Defense asks Superior Court to throw out appeal
Less than a month after Fayette County prosecutors belatedly filed a brief in a case lodged against a man accused of injuring an off-duty state police trooper, the office once again stands accused of not filing paperwork on time. Defense attorney Samuel J. Davis, who represents Donald Earl Miller, has asked the state Superior Court for the second time to throw out an appeal filed by District Attorney Nancy D. Vernon. In a brief filed before the high court, Davis contends that Vernon did not include the Standard of Scope and Review in her brief. That paperwork essentially defines what points are being argued in court.
Without that paperwork, Davis wrote in his filing that prosecutors deprived both him and the Superior Court judges of “the ability to prepare, argue and review the issues raised in the immediate appeal.”
Vernon, earlier this year, appealed Judge Gerald R. Solomon’s ruling to throw out three charges lodged against Miller, 61, of Fayette City. She filed the Standard of Scope and Review on June 7, the day after Davis filed his brief noting the lacking paperwork.
State police allege that Miller hit Jeffrey Jones, while Jones was on his way to the Uniontown barracks from his home in Elizabeth to work midnight shift on June 19, 2000. Police allege Miller turned in front of Jones’ motorcycle along Route 51 in Perryopolis, and then fled the scene of the accident.
A short time later, police arrested Miller, and a later test showed his blood-alcohol content (BAC) at .119 percent. Motorists in Pennsylvania are considered illegally intoxicated if they have a BAC of .10 or higher.
Miller was charged with aggravated assault while driving under the influence of alcohol (DUI), careless driving, and turning movements required signals, accidents involving serious bodily injury, DUI and duty to give information or render aid.
However, Davis successfully argued that there was not enough evidence to support the first three charges, and Solomon threw them out. The most serious of those was aggravated assault while DUI, a felony of the second degree that could have resulted in significant jail time if Miller were convicted.
At the urging of Jones’ parents, Vernon filed an appeal of Solomon’s decision to the state Superior Court. She believes that Solomon dismissed the charges in error because there is evidence to support them.
The commonwealth’s brief, which is the document used to argue specific reasons for prosecutors’ beliefs in their point, was due at the beginning of May. Vernon missed that filing deadline, prompting Davis to ask the court to dismiss the appeal for that reason.
The Superior Court denied that request, and allowed Vernon, who blamed the belated filing on a “clerical miscalculation,” to file her brief. But when the brief was filed, the Standard of Scope and Review was omitted.
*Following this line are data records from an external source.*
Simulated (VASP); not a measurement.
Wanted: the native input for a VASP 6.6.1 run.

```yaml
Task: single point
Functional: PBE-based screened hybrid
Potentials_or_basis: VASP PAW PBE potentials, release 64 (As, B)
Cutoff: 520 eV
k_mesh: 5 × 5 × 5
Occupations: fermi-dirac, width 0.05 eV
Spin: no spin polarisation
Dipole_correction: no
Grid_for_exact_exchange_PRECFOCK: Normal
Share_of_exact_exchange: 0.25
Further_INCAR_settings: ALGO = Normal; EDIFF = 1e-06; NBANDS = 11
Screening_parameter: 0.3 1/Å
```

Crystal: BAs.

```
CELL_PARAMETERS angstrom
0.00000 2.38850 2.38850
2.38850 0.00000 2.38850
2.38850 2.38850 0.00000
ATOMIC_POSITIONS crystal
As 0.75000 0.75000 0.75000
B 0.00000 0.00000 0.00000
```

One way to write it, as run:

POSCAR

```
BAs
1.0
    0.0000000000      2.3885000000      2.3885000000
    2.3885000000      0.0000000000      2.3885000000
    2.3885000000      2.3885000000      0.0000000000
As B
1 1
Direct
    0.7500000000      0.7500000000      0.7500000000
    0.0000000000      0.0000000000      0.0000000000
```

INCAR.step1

In a petition to the Superior Court to amend the commonwealth’s brief, Vernon said the paperwork was accidentally omitted in an attempt to get the brief filed quickly. She attached the standard, and asked the high court to allow its inclusion in the commonwealth’s brief.
The Superior Court has yet to rule if the lacking paperwork is grounds for dismissal.
Vernon could not be reached for comment on Friday afternoon.